The announcement of an investment agreement between the EU and China (EU-China Comprehensive Agreement on Investment, or CAI) on 30 December has generated a huge controversy. Although it is still premature to reach a conclusive assessment, among other things because the text has not yet been made public, there has been considerable and vehement criticism against Europe’s diplomacy for having signed it, even from within the Community’s institutions themselves. As the agreement has yet to be ratified, it seems important to contribute to a more dispassionate debate, by highlighting some of its apparent achievements from the perspective of the EU’s interests and values, and by nuancing some of the arguments that have been repeatedly raised against it.

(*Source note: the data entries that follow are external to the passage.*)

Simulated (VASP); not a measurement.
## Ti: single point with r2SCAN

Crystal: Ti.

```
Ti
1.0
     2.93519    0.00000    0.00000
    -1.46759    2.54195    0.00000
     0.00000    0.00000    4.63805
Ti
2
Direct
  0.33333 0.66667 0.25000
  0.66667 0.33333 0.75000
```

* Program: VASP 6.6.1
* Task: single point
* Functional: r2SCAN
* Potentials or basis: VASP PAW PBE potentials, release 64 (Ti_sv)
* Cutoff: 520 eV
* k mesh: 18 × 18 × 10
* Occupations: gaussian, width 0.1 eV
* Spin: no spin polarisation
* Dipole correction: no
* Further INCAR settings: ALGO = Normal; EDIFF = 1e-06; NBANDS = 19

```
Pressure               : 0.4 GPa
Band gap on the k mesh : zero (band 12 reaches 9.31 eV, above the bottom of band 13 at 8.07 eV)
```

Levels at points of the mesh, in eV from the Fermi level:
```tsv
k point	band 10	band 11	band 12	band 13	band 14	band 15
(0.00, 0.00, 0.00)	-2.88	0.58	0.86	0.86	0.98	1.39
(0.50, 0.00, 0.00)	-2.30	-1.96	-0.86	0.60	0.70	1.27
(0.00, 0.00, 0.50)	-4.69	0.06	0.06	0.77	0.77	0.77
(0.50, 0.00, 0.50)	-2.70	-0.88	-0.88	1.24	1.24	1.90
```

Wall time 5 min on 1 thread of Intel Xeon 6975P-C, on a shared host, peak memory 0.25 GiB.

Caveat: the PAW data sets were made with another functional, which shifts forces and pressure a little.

Starting with the achievements, and for now based only on the explanatory notes issued by the European Commission, it can be unequivocally stated, indeed, that this is the ‘most ambitious agreement China has concluded with a third country’ or group of countries to open up its economy. Therefore, the progress achieved for the EU’s economic interests is by no means negligible. According to the Commission itself, the agreement introduces: (1) rules against forced technology transfers; (2) new obligations for the modus operandi of Chinese state-owned companies; (3) greater transparency on public subsidies; (4) unprecedented Chinese commitment to sustainable development (at the labour and environmental levels); (5) safeguards for the current liberalisation of the Chinese economy to avoid any possible backsliding; (6) a state-to-state dispute resolution mechanism; and (7) the elimination or reduction of quantitative restrictions, equity caps or joint venture requirements in a number of sectors.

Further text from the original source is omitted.